Smart cities sound like far off dreams, but this futuristic idea is closer than we think. Global spending on smart city initiatives is forecasted to reach $124 billion by the end of this year—an 18.9 percent increase over 2019’s expenditures on the project. After all, much of the technology needed to run smart cities, like stronger networks and sophisticated power lines, have been entering mass adoption in the past few months.
To this end, there’s no better time to take a quick look at the main inventions that make smart cities possible. Here are three of them:
Smart grids are electrical power grids that are integrated with computerized, two-way communication technology capable of controlling energy flow, providing feedback on system-wide operations, and more. Its biggest advantage is how it’s able to evenly distribute power throughout a compound by analyzing outside factors like the amount of electricity in the grid and weather patterns. For example, when there’s a lot of energy in the local grid, electricity prices are much lower. It’s during this time that smart grids provide extra power to all your appliances. Plus, manufacturers have programmed it with the ability to detect power failures in advance in order to reroute stored electricity. In other words, blackouts are a near myth. Being an area that’s susceptible to natural disasters and power outages, Tokyo has made a lot of progress in this aspect.

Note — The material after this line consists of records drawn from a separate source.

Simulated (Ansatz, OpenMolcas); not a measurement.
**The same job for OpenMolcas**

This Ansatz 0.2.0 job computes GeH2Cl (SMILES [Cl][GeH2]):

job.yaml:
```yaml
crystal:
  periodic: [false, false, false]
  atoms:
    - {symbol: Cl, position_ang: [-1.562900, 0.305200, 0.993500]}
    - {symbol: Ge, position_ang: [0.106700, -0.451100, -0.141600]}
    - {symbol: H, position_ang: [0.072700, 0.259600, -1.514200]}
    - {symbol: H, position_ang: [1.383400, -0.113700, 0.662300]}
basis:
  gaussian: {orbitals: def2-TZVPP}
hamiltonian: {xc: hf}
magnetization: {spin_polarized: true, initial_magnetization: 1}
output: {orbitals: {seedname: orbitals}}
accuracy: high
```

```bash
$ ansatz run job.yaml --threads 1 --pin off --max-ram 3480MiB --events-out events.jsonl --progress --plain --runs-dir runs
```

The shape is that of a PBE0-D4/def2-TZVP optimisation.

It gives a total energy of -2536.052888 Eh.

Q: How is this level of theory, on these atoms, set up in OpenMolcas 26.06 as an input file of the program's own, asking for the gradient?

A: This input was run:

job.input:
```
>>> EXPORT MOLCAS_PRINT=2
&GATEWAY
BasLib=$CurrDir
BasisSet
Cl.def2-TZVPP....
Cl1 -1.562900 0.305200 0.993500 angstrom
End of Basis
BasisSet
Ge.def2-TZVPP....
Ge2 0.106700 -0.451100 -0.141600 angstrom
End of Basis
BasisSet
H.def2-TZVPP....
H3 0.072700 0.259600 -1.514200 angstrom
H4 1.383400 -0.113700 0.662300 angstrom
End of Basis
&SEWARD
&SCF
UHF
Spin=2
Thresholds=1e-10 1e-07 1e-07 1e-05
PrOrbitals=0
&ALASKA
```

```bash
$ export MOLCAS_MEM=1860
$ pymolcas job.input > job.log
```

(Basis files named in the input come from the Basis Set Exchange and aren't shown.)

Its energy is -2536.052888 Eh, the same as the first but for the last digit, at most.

Another fundamental part of smart city infrastructure is the sensors. Every sensor requires specialized PCBs that will not only allow them to perform their designated roles, but are also durable enough to withstand the rigors of urban environments. Fortunately, designers found a solution. They perform PCB panelization using embedded board array to place components on both sides of the board, allowing for a sturdier overall design. Plus, this makes the entire production process more efficient, allowing for multiple sensors to be produced at a time. With sensors throughout the city, urban planners can place them into functions like neighborhood surveillance, traffic control, smart lighting, air quality control, and more. New York City shows the capability of sensors quite well with their city-wide water management project. If successfully implemented, households will receive sensors that will let them check their water usage every day.
Geospatial technology refers to the series of connected networks, such as GPS data points and spatial statistics, necessary to create a virtual map of an area. Google Maps and Waze are very good examples of this technology. In smart cities, geospatial technology plays a huge role in some of its main infrastructures like transportation management and waste collection. For example, Reykjavik and Paris are using it to create real-time updating electronic timetables for trains and buses. Geospatial technology can also be used in future urban planning efforts. Here in the US, Belmont engineers are in the process of using it to design residential areas to be more walk-friendly.
Smart city technologies are defined by two things: the data that they can gather from the environment and how they can use this information to help its residents live easier lives. The three points above perfectly represent this. Most of these technologies’ implementations are still in their early phases but given more time, many of our cities will evolve into something truly brilliant.